Neither of these options has cares much about the Eq trait, only PartialEq is relevant. Requiring Eq would anyway be inconsistent with allowing matching on floats.

Post-meeting notes

[This section was added after the meeting.]

Some of the main arguments:

  1. For option 1: refactoring a binderless pattern into a const should not change behavior. In particular for fieldless enum variants, which are almost identical to consts, this would be really surprising. It also violates the "consts behave as if inlined" principle we've been repeating a lot.
  2. against unrestricted option 1, for option 2: we shouldn't expose operations on a type that a user didn't decide to expose if they gave no ==, we shouldn't allow matching on those consts.

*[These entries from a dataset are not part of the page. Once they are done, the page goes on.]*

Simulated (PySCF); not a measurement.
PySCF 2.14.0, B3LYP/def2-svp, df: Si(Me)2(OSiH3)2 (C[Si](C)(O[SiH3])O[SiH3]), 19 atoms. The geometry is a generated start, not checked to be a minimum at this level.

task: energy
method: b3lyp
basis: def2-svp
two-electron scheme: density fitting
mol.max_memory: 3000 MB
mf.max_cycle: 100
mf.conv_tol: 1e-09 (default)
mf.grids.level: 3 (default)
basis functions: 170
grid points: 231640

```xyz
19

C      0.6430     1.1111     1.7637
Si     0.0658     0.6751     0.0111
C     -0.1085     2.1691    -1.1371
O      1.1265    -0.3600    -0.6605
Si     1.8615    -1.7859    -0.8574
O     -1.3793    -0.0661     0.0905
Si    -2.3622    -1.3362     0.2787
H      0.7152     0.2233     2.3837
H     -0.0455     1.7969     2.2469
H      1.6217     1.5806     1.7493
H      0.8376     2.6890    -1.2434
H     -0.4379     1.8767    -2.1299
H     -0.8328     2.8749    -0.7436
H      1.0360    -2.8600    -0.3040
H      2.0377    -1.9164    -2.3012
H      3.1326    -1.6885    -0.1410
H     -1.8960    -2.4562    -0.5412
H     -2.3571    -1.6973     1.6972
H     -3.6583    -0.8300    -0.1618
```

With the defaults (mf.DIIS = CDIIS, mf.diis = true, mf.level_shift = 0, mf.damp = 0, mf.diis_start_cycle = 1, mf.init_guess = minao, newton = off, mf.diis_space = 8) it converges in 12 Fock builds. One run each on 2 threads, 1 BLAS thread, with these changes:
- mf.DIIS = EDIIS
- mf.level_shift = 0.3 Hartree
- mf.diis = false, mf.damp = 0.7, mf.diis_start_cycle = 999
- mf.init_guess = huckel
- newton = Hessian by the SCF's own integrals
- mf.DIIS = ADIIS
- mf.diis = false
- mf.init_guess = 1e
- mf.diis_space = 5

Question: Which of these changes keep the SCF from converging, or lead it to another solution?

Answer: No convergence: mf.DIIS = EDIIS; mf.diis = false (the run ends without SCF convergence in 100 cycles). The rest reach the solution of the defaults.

Argument 1 rules out option 2. Argument 2 means we need to restrict option 1. But how? The current scheme is geared towards allowing matching on a const if the value is recursively structural-match, and furthermore the type must implement PartialEq. That means if you have no == nobody can match on your types, so that's good we don't expose syntactic capabilities that the user didn't explicitly expose. And it means if we allow matching then its behavior is the same as that of ==, so we also don't expose semantic capabilities that the user didn't choose to expose.

If we want the refactoring from argument 1 to always result in compiling code (as opposed to just ensuring that if it compiles, it is a semantic NOP), we need to relax this check in a scope-based way, where if we can see all the fields of a type (we are in the same module or they are public), then we allow matching even if there is no PartialEq and the value is not structural match. For all-pub types this would mean everyone can match any constant no matter which traits are derived or manually implemented!

But it means if you derive(PartialEq) that's a semver promise that your consts can be matched on, so you can't ever have a non-structural PartialEq in the future. If we want to avoid that we need to decouple derive(PartialEq) from "allow matching on consts of this type". This can only be changed via an edition transition.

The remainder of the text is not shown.